I have a GDPR question concerning a small non-profit organization. The organization is quite informal. Although it has many regular meetings, all these meetings are open to the public. As such, most of those who attend, even many regular attendees, are not officially registered members of the organization.
The organization would like to keep track of those who attend for follow-up purposes. I have three related questions about what the GDPR permits. In the first two cases, the organization does not make any formal announcement that it is tracking the attendance of whom attends. (However, attendance numbers are occasionally mentioned informally, so it is not a secret, either.)
First, is it legal under the GDPR for the organization to take a count of how many people attend without recording any names? In this case, the organization groups the counts by the general age (child, teenager, or adult) and gender (male or female) of the attendees, but no names are recorded. These attendance numbers are shared among the organization members and are occasionally announced to all meeting attendees. (I would think that this is authorized.)
Second, is it legal under the GDPR for the organization to record the attendees by name, including their general age and gender as mentioned above? The names are obtained through informal contact with the attendees during meetings; attendees are never explicitly asked if they want their attendance recorded. These attendance lists with names are shared only among organization members on follow-up committees. (This is the main case that I have questions about under the GDPR.)

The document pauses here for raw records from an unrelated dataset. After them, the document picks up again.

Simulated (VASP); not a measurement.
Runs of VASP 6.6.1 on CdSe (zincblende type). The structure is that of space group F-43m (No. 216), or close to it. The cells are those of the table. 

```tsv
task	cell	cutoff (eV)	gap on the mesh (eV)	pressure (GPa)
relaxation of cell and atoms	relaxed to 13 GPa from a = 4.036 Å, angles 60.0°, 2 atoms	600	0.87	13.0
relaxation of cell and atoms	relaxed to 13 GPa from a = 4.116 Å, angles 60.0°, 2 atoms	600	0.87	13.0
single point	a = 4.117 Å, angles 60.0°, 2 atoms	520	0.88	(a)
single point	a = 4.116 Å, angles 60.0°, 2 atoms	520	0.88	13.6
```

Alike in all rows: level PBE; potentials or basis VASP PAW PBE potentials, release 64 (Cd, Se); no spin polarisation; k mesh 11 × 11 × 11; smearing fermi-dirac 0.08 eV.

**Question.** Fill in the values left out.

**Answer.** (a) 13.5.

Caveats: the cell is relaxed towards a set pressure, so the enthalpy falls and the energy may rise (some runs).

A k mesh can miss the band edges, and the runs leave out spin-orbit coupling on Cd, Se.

Third, in case either or both of the above cases are not authorized under the GDPR, is there any legal way that attendance by name can be recorded and shared among designated organization members? The primary hesitation to formally requesting authorization is that the organization wants attendance records to be as accurate as possible and if some attendees do not grant authorization, then the records will never be accurate. I have heard that one way to accomplish this would be to verbally announce at the beginning of each meeting that attendance is recorded, or to conspicuously post a written notice to this effect at the entrance. Would either of these fulfill GDPR obligations? Or is there an alternative solution?
In any answer, I would appreciate it if you could cite specific relevant sections of the GDPR so that I can learn the law better.